Fréchet Derivatives 4: The Determinant

\[\begin{align} \nabla \det M &= \det M \cdot \left(M^{-1}\right)^\top \end{align}\]

Introduction

In this series of blog posts, we’ve seen that writing derivatives in the Fréchet style makes the computation of derivatives of functions that have matrix- or vector-valued inputs and scalar outputs substantially easier. The first blog post in this series defined the Fréchet derivative and applied it to some very simple functions. The second blog post applied it to the derivation of the normal equations and gradient updates for linear least squares. The third blog post applied the Fréchet derivative to deep linear networks, a form of neural network with no nonlinearity.

That was intended to be the final blog post, but then I came across this post by Terry Tao on the interesting relationships between derivatives of determinants and famous matrix identities.

That post is excellent, and I highly recommend you read it. I will focus on one of the claims, which appears in the pull-out for this post: the derivative of the determinant is the determinant times the transpose of the inverse.

The Determinant

The determinant measures, for real-valued symmetric matrices, the effect that the matrix has on volumes. If the determinant is \(2\), then the matrix doubles volumes. That is, if a region has volume \(x = 10\) before applying the matrix, then it will have volume \(2x = 20\) after applying it. Check out this video by master explainer 3blue1brown for a nice intuitive look at the determinant. It’s an important function that appears all over the place in linear algebra.

Most important for us, though, is that it takes in a matrix \(M\) and returns a scalar. That means we can write a relation for the derivative, \(\nabla \det\), easily and concretely in the Fréchet style:

\[\det(M + \varepsilon) = \det M + \mathrm{tr}\left(\nabla \det (M)^\top \varepsilon\right) + o(\varepsilon)\]

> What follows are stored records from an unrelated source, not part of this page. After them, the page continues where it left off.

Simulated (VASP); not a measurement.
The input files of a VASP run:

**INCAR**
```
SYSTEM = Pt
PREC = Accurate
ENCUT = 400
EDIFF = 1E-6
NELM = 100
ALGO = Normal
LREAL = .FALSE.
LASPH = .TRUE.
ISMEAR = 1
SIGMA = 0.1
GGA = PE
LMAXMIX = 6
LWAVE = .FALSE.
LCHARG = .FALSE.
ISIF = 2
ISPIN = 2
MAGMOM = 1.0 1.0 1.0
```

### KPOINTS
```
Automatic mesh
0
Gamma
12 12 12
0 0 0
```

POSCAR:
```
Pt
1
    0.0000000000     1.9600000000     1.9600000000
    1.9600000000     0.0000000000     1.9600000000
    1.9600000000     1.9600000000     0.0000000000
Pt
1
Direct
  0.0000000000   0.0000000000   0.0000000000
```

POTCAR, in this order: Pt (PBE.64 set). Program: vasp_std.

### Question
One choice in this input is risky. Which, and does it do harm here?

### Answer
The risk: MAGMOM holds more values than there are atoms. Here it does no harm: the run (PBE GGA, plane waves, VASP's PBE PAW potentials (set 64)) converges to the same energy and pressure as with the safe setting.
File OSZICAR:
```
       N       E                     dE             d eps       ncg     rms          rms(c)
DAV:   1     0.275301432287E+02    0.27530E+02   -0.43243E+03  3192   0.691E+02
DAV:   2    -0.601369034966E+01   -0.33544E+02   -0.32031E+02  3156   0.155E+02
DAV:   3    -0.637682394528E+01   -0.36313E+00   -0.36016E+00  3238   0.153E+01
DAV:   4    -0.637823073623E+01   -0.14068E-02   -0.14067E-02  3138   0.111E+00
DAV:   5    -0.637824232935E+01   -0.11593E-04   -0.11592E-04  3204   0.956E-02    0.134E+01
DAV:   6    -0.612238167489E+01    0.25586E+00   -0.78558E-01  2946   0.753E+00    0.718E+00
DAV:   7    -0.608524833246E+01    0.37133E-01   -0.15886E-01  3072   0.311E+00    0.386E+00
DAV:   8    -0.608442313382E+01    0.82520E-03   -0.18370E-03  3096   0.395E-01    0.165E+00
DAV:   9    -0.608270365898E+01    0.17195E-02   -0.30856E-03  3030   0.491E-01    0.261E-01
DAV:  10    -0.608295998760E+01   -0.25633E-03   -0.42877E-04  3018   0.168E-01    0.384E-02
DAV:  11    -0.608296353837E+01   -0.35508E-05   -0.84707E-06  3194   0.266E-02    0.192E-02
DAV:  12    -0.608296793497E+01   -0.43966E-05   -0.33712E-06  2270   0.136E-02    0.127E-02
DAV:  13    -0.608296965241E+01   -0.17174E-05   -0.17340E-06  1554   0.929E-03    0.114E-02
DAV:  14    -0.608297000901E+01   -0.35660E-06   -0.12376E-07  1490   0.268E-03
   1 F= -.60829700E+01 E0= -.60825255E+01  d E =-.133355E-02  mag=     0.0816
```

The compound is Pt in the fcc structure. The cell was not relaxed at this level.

See this previous post for a bit on why the \(\mathrm{tr}(X^\top Y)\) is showing up and the previous posts in this series for context and examples on why we write the derivative this way.

For the mathier folks, I’d like to additionally note that the determinant is a multilinear functional, that is, it is a linear functional on a tensor product space, where the tensor product is over vectors (viewed as rows or columns of the matrix). This is a fancy way of saying that the determinant changes linearly when a column or row is changed linearly. Given how smoothly the Fréchet derivative handles linear and polynomial functionals, we might hope that it smoothly handles the determinant. And our faith is duly rewarded.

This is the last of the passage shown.